Thermwood & Purdue: 3D Printed Composite Molds to Make Compression Molding Parts
If I had to name one company that’s an expert in terms of machining, I’d say Indiana-based Thermwood Corporation, the oldest CNC machine manufacturing company in business. The company has been working with the Composite Manufacturing & Simulation Center (CMSC) at Purdue University to create and test ways of using 3D printed composite molds to fabricate thermoset parts with compression molding.
The two believe that the task they just accomplished is an excellent first step in the introduction of 3D printing to compression molding – Thermwood and the CMSC were successful in using 3D printed composite tooling to compression mold a test part.
“The speed and relatively low cost of printed compression tools has the potential to significantly modify current industry practices. Printed tools are ideal for prototyping and can potentially avoid problems with long lead time, expensive production tools by validating the design before a final version is built,” Thermwood wrote in a press release.

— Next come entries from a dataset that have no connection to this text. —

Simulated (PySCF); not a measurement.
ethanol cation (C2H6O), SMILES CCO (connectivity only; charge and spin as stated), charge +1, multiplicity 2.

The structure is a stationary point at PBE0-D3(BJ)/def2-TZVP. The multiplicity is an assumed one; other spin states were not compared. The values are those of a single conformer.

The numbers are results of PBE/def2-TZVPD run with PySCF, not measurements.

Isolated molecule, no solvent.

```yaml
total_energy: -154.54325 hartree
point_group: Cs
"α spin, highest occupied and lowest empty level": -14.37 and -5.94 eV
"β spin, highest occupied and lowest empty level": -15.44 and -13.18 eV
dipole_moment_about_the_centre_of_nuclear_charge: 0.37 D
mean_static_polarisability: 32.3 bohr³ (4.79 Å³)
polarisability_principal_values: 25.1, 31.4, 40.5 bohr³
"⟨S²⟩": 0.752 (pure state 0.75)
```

“Additional development effort will be needed to further refine tool design and broaden the range of parts that this process will support, but all parties involved believe that this project demonstrates the viability of the basic approach.”
Designed at Purdue, the half scale thrust reverser jet engine blocker door is roughly 10 x 13 x 12″, and the two-part matched compression mold for it was 3D printed on Thermwood’s Large Scale Additive Manufacturing (LSAM) system out of 25% carbon fiber reinforced PESU from Techmer PM.
The two mold halves were 3D printed simultaneously during a 2 and a half hour print job. Thermwood has a continuous cooling print process, which works by the polymer cooling determining each layer’s cycle time; this cuts back significantly on build time. Each half was then machined to its final shape and size, which took 27 hours total. While this traditional process was necessary, there was far less material to be removed – and wasted – as the part was 3D printed to near net shape.
The final tool was mounted on the 250 ton compression press at Purdue’s CMSC, and parts were next molded using Dow Automotive Systems’ new VORAFUSE prepreg platelet material system with, as the press release states, “over 50% carbon fiber volume fraction.”
“The first attempt at compression molding was not successful, but techniques were developed to account for the mechanical and thermal conductivity characteristics of the polymer print material and a second attempt produced acceptable parts.”
An altogether different approach is required to use 3D printed composite molds in a compression press, as opposed to tools that have been machined out of metal blocks. For example, it’s necessary to heat the tool internally, as the polymer composite isn’t quite as good as metal at transmitting heat.
Using the trim head on its LSAM system, Thermwood figured out a way to bore deep holes into the printed composite, which made it possible to insert cartridge heaters deep inside. The temperature of different areas of the tool could then be independently controlled using a special heat control; this helped with balancing the processing temperature requirements of the thermoset material with the thermal characteristics of the composite mold.
In addition, the Thermwood/CMSC team had to reinforce the outside of the mold, in order for its polymer composite to only be under compression loads, and not tension as well, during molding. This is because the forces developed during the molding process are much greater than the tensile strength of the composite polymer materials used for the mold itself. Their method was able to withstand molding pressure of 1,500 PSI during the initial testing process, and they believe it could hold up under higher pressures as well.
Due to the rapid build rate and lower cost, there are several applications for using 3D printed composite molds to fabricate parts using compression molding; in the aerospace industry, for example, production volume is lower while parts are larger, so this type of printed compression mold could potentially be used for actual components, such as autoclaves and open face tools.
On the flip side, the automotive industry requires high production volume, so tools like this may not function well enough for production use, though more testing is needed to fully determine this. But they could be used for prototyping and production tool verification.